- Issue created by @joachim
- 🇬🇧United Kingdom joachim
I think I can see a way to make this work, with some provisos...
Suppose when an entity is being run through the import processor pipeline by ImportService, some of the processors (such as links, reference fields, embedded links) find it has links/nested entities. Let's call the main entity A1, and currently the list of entities to process is this, where the * indicates the current item being processed:
> *A1, X, Y, Z
The ImportService collects the list of dependencies. Let's call them B1, B2, B3. It then manipulates the batch queue, so it looks like this:
> *A1, B1, B2, B3, A1, X, Y, Z
It then stops processing A1, allowing the batch/queue system to advance to B1.
If B1 has links/nested entities C1, C2, it does the same, so the queue is:
> *B1, C1, C2, B1, B2, B3, A1, X, Y, Z
The idea is that we stop processing the parent entity, import the dependencies first, then re-encounter the parent entity in the queue.
We obviously still need to respect $entitiesMarkedForImport, which prevents infinite loops of link following.
The provisos we need for this all to work are:
1. We need to be able to add items to the front of the batch queue. I don't know how yet. We can override the queue class in the batch definition, though we may not need to, as the two queue classes used by BatchAPI say they use FIFO ordering in the docs -- and that's what we want. The other problem is how to access the queue, but since we can set the queue name in the batch definition, we can maybe just reach into it with the queue API.

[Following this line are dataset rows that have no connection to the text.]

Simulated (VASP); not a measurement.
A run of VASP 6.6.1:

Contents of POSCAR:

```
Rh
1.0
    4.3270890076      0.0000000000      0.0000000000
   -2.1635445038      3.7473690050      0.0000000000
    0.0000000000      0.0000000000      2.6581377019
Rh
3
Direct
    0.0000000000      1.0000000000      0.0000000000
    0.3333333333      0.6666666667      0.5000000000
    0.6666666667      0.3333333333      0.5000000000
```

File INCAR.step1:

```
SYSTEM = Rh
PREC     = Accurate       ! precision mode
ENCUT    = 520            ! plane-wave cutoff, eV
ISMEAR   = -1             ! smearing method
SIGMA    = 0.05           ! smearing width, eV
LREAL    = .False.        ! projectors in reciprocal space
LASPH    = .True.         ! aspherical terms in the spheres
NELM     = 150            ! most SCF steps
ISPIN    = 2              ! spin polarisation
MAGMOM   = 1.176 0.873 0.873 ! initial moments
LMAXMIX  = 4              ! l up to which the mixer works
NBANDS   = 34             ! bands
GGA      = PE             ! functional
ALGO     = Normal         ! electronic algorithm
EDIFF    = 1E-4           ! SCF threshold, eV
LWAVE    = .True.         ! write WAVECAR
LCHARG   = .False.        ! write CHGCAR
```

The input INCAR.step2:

2. We need to split up our batch operations to be atomic. Currently, both whole-channel and selected UUID pulls pass a URL to the batch operation callback, and that fetches the whole JSONAPI data and then slices through it in repeated calls to the same operation callback:
if (empty($context['sandbox'])) { $response = $import_service->jsonApiRequest('GET', $url); $json = Json::decode((string) $response->getBody()); $entity_list_data = EntityShareUtility::prepareData($json['data']); $context['sandbox']['entity_list_data'] = $entity_list_data; $context['sandbox']['progress'] = 0; $context['sandbox']['max'] = count($entity_list_data); $context['sandbox']['batch_size'] = \Drupal::getContainer()->getParameter('entity_share_client.batch_size'); } if (!isset($context['results']['imported_entity_ids'])) { $context['results']['imported_entity_ids'] = []; } $sub_data = array_slice($context['sandbox']['entity_list_data'], $context['sandbox']['progress'], $context['sandbox']['batch_size']);
This won't allow what we want to do here, as we potentially want to insert items between items here. We need to do only one entity per operation, and I think for clarity and simplicity we need to remove the entity list data stuff, and give each batch operation its own JSONAPI URL.
3. Tests! PullKernelTestBase currently has very naive handling of running the batch. This will need to be improved.
- 🇬🇧United Kingdom joachim
Hacking extra items into the batch is possible, like this:
// Inside a batch operation callback: $batch = &batch_get(); // Get the name for the batch queue. // @see _batch_populate_queue() // We expect there is only one set. $queue_name = 'drupal_batch:' . $batch['id'] . ':' . 0; $queueFactory = \Drupal::service('queue'); /** @var \Drupal\Core\Queue\QueueInterface $queue */ $queue = $queueFactory->get($queue_name); $queue->createItem( [static::class . '::operation', [99]], ); // Hack the count and the total for our batch set, so that _batch_process() // processes the additional queue item. $batch['sets'][0]['total']++; $batch['sets'][0]['count']++;
- 🇬🇧United Kingdom joachim
Or alternatively....
We still split the initial batch into one operation per requested entity.
But instead of making the batch operation parameter a URL or some entity data, we introduce an entity pull request value object.
This gets passed through the processor plugins, and if there are references, those get added to it. This creates a stack of requests in the EPR.
The import service can then mark the EPR as being incomplete.
The batch operation callback can then report to BatchAPI that it is incomplete, and so it keeps getting called until the EPR's stack is all done.